بسم اله الرحمن الرحیم - هست کلید در گنج حکیم

Matcha TTS For persian language

This recepie is for training persian/english tts models (the middle part of the tts, converting ipa phonemes to melspectograms).

The main repo is here.

To do this, you probably need a graphic card with 8GBs of vram for 12 hours or more, supporting pytorch (or use google-colab, kaggle notebook, ...).

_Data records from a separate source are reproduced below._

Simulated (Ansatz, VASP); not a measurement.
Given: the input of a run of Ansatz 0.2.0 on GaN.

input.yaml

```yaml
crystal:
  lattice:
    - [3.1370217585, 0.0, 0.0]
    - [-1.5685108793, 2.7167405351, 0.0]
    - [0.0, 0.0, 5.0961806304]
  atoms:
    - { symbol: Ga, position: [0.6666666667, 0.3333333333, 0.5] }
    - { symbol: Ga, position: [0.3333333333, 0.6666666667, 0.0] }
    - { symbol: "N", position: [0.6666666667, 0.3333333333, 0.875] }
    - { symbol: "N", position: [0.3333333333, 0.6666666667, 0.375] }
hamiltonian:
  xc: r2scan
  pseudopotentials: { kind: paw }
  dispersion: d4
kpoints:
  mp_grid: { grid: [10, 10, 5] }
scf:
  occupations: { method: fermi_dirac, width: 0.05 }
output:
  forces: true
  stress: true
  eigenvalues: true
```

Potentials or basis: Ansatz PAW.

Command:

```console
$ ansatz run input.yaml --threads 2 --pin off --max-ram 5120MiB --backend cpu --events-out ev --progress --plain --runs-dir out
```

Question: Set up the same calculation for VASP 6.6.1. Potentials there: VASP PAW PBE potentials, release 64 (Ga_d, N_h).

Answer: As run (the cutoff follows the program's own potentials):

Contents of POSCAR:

Remeber than a classic TTS system consists of these parts:

Vowelizer: Converting text to ipa (International Phonetic Association). Most of the error sin reading(WER) correspond to this part. E-speak library via espeak-ng or piper_phonemizer is usually used for this part.
TTS Model: Converting ipa to melspectograms.
Vocoder: Converts melspectogram diagrams to sound. hifigan is usually used and gives natural results.

Setup environment

sudo apt-get install python3.10-venv
python3.10 -m venv matcha-tts-env
source matcha-tts-env/bin/activate

Install requirements

git clone [email protected]:shivammehta25/Matcha-TTS.git --depth 1
cd Matcha-TTS
pip install -e .

Prepare the dataset

The data structure should be sth like here

Split metadata.csv (dataset text in forms of LJ speech format) to train.txt, val.txt and test.txt files using split_metadata_csv.py

import random

# File paths
input_file = "/home/oem/Basir/TTS/Datasets/Phone-Online/Male/metadata.csv"
wav_folder = "/home/oem/Basir/TTS/Datasets/Phone-Online/Male/wav"
train_file = "/home/oem/Basir/TTS/Datasets/Phone-Online/Male/train.txt"
validation_file = "/home/oem/Basir/TTS/Datasets/Phone-Online/Male/val.txt"
test_file = "/home/oem/Basir/TTS/Datasets/Phone-Online/Male/test.txt"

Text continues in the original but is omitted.